From Cyrus
Future Ideas
Executive Summary
This is the full list of changes that I posted to the mailing list. Some are already running at FastMail, and some are still work in progress. They're all aimed towards reducing IO or Bandwidth, reducing race conditions, or simplifying code.
- CHARSET changes - see: Charset Changes
- Index record checksums (with one addition, see below) - see: Index Checksums
- GUIDs - sha1 always, always check on reconstruct
- audit tool for GUIDs and checksums - integrity check/cleaner
- lazy cyrus.cache loading and auto-recreate. - see: Lazy Cache
- modseq always enabled (CONDSTORE optional)
- Replication GUID safety
- Replication binary equivalence - see: Low Bandwidth Replication
- mboxlist sort order correctness
- combine cyrus.index, cyrus.expunge (this is the biggie!) - see: Merge Index
- owner/shared seen in cyrus.index (reduce IO) - see: Owner Seen
I've already extracted 1, 2, 3, 4 and 6 out for definite inclusion in 2.4. I think 9 would be reasonable to add as well.
I (RudyGevaert) would like to see the Sieve date extension supported ( rfc5260)
Sounds good to me (BronGondwana) - who wants to implement it?
Original Email
I've copied and pasted from the email below. This can be cleaned up over time.
OK - now descriptions:
- This is what we're already running at FastMail. Proper utf8 support throughout the code. Search that respects whitespace. Unicode 5.2 support, additional characterset support.
- We're already running this at FastMail as well, with great success. The missing part is all the UID(msgno) and friends direct MMAP references in index.c. Also, I want to store the XOR of all record checksums in the index header. More on that later.
- We should just always sha1 the message and store it. No ifs, no buts. It's been working well. There might be an argument for something other than sha1, but the general idea is sound, and it's a lifesaver for...
- mailbox audit tool. We have one at FastMail already. I can run at various levels of sanity checking:
- just check cyrus.index vs mailboxes.db.
- check message file exists (requires a readdir)
- check message file size (requires a stat)
- check message file sha1 (requires a full message read + CPU)
I'd like to see this as basically a "reconstruct but don't change" mode that scans the mailbox for any issues.
- speaking of IO. We currently always open the cyrus.cache file when we select a mailbox. This was a big issues for sites wanting to put just cyrus.index on a fast SSD or similar and have the cache on slow storage. The IO cost of just statting and mmapping the cache file took out all the benefits. Also - if we fail to read a cache record for whatever reason (corrupt/missing cache file, broken pointer in the index record) we abort. There's no reason not to parse the rfc822 on disk and just append a shiny new cache record to the file. It will get compressed next time the file gets rewritten.

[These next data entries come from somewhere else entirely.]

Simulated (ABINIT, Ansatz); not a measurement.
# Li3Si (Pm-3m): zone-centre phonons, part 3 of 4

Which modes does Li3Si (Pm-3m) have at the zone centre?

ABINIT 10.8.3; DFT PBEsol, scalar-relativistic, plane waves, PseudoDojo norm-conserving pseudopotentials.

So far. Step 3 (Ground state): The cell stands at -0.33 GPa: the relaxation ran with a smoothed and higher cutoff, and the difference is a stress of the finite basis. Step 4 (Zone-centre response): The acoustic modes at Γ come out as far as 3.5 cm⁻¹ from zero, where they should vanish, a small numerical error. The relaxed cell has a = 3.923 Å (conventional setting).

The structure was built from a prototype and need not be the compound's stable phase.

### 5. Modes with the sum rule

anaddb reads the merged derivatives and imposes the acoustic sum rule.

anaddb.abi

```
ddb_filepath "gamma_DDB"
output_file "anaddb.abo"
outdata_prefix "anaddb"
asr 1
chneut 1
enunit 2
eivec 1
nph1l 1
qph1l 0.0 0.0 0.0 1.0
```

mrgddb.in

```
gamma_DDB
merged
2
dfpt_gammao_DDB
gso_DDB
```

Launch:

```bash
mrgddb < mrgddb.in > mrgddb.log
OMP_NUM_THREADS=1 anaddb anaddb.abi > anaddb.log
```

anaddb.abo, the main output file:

- There's no reason not to, we already rewrite the whole record and the header to update checksums. Why not increment the modseq while we're there. Having guaranteed modseq data will make lots of algorithms easier to implement, including efficient sync.
- If a machine dies while replication is not up to date and you fail over to the replica, stuff gets lost. We ran a patch for ages that aborted on GUID mismatch and refused to overwrite the replica, but it had gaps where the message was deleted on the master. Make sync_client able to fix the issue itself (this patch already exists and went into FastMail production today after a whole lot of testing)
- At the moment we have user flags - they can be in different order at different ends. We also convert both user and system flags to full text representation to send over the wire, and reconvert them at the other end into binary values. In theory, the flag names could be in a different order at each end. This adds massive complexity and breaks my later plan of checksum comparisons, so it has to go Change to shipping the new cyrus.header flag name list over the wire separately, and then just pushing the flag updates as numbers. It's misguided to do all this complexity for the theoretical compatibility between different versions of cyrus as master and replica, because the sync protocol has changed just as often as system flags anyway - and if you just ignore "unknown" system flags then it would only matter if the same offset got given different flag names at different ends. In that case we have bigger issues!
- Are you still reading? Good. This one is easy, just switch the default!
- I'm going to write a whole separate email about this one.
- At the moment, we store ALL seen information in per-user seen files, linked by the someone bogus "uniqueid" field on mailboxes. This is awful in two ways:
- 99%+ of all mailboxes in user.seen files are the users' own mailboxes.
- every single shared-seen mailbox on the entire system winds up in a single anyone.seen file, which is a good single point of failure for corruption, and could be a performance bottleneck if you have a lot of shared-seen folders (e.g. if you have businesses who want shared seen semantics)